This is well understood by wine professionals and enthusiasts. The gap lies in translating that understanding to actual education and communication efforts in the province. There is a lack of faith in the curiosity and perceptiveness of the wine-drinking public. I thus argue for wine communication that is more confidently place-based. Drawing on my research and teaching at UBC-Vancouver as well as the broader societal discussion on the future of wine in social life, I foreground communicative possibilities beyond tasting notes or lifestyle marketing.
Product and brand
Wine education in North America is closely linked to commercial branding. Without a multi-generational wine culture in society at large, many producers strive to make their product easy as a consumer product. Such a product’s connection to place is tenuous. When a blurb about nature or history is devised, its role is often to sell the air of distinction. The consumer is treated as a passive object of sales technique.
As wine consumption per person has declined, that assumption of passivity has become more entrenched: the stress on experiences in marketing strategies is largely a stress on entertainment. As the middle class erodes and young people in particular struggle financially, cheap fun seems necessary.

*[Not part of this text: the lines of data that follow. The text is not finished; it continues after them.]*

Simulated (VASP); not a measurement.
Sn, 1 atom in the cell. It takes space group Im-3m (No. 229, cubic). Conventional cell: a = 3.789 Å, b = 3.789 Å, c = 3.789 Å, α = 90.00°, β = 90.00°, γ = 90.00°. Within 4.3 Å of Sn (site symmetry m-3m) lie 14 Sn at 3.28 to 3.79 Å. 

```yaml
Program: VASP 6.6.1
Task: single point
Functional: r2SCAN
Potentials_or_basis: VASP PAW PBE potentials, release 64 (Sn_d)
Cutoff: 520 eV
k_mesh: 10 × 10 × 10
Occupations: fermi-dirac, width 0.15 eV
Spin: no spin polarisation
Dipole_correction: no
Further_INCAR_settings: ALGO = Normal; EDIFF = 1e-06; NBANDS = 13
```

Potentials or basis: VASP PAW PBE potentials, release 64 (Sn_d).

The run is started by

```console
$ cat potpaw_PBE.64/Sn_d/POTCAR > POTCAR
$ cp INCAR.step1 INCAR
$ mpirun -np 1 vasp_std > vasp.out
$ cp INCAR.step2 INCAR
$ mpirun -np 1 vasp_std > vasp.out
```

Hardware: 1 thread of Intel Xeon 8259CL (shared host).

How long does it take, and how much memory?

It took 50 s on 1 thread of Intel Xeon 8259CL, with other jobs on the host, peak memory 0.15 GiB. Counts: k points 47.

In parallel, there is a growing cross-generational interest in ecotourism and enotourism as pathways to a more authentic way of living. There is also a renewed quest for reclaiming the pleasures of sociability—which center on the pleasures of the table—in human life. The wines that engage with that quest sell at a higher price point. To create the market for such wines, communication strategies need to be grounded in the complexity of place: in linking wine to the taste of the living world. That phrase is a quote from Pascaline Lepeltier, a New York-based sommelier and educator. One does not need to follow Lepeltier on everything to be persuaded by her faith in authentic and communicative wines of emotion. She writes: ‘Wine is one of mankind’s most beautiful creations. [...] it invites us to marvel anew at ourselves and all that surrounds us. Behind all the codes and rules, the prejudices and systems created to perform and control, there lurks the imperfect beauty, so diverse and unexplored, of human liberty and the vitality of life that, ultimately, are one and the same’.[1]
The contrast between Lepeltier’s voice and that of a typical marketer is striking. Lepeltier assumes the wine-drinker’s freedom, curiosity, and capacity to engage. She goes straight to the core of why wine matters: to the voluptuous bundle of beauty, pleasure, and vitality that draws us to wine. I see some such bundle in my classes at UBC. The students who engage with wine speak of family meals and trips, of exploring places and histories, of sociability and conviviality. They speak of enjoyment more than fun. For them, wine writing needs to evoke as well as inform.
Large-scale branding has its place, for artisanal product is only one among many on a crowded marketplace. As the market segments, even bifurcates, so do communication strategies. Volume wine is increasingly standardized to compete with cocktails and it is increasingly designed by technological means, regardless of what the marketers say. The artisanal product is meanwhile moving closer to place and engaging more with organic and biodynamic viticulture as well as local food—and with those wine-drinkers for whom the taste of place is the draw.
Place and pleasure
The importance of storytelling is certainly recognized in BC. Today, it is operationalized at the level of individual businesses rather than regions. Communication strategies are too often trapped in a vicious cycle in which the putative lack of wine history and culture limits the stories that can be told about the place. A more coherent strategy requires a collective effort to tell the regional stories that frame the stories of individual producers. That effort does not start with product reviews; it starts with place-driven narratives that amount to more than clusters of product links.
Educators and writers play a part in creating the imaginaries that frame BC wine in the public sphere. Whether British Columbia ‘has’ the history or the culture is not the central issue: all histories and cultures, in all places, are created through collective human effort. Famous wine regions also created their stories: they just did it earlier than BC. Not telling a collective story also tells a story, and it is one of a region that has not yet developed its own story.
Wine communication in British Columbia needs to broaden not only from product to experience but also from product to place. Through a more deliberate and evocative storytelling about place, it can better respond to the growing interest in authentic food, wine, and connectivity in many parts of the society. Wine education and wine writing can thereby enrich both our appreciation of wine and our relationship to nature, farming, and sociability.
[1] Pascaline Lepeltier (2024) One Thousand Vines: A New Way to Understand Wine, Mitchell Beazley, p. 11 (both quotes).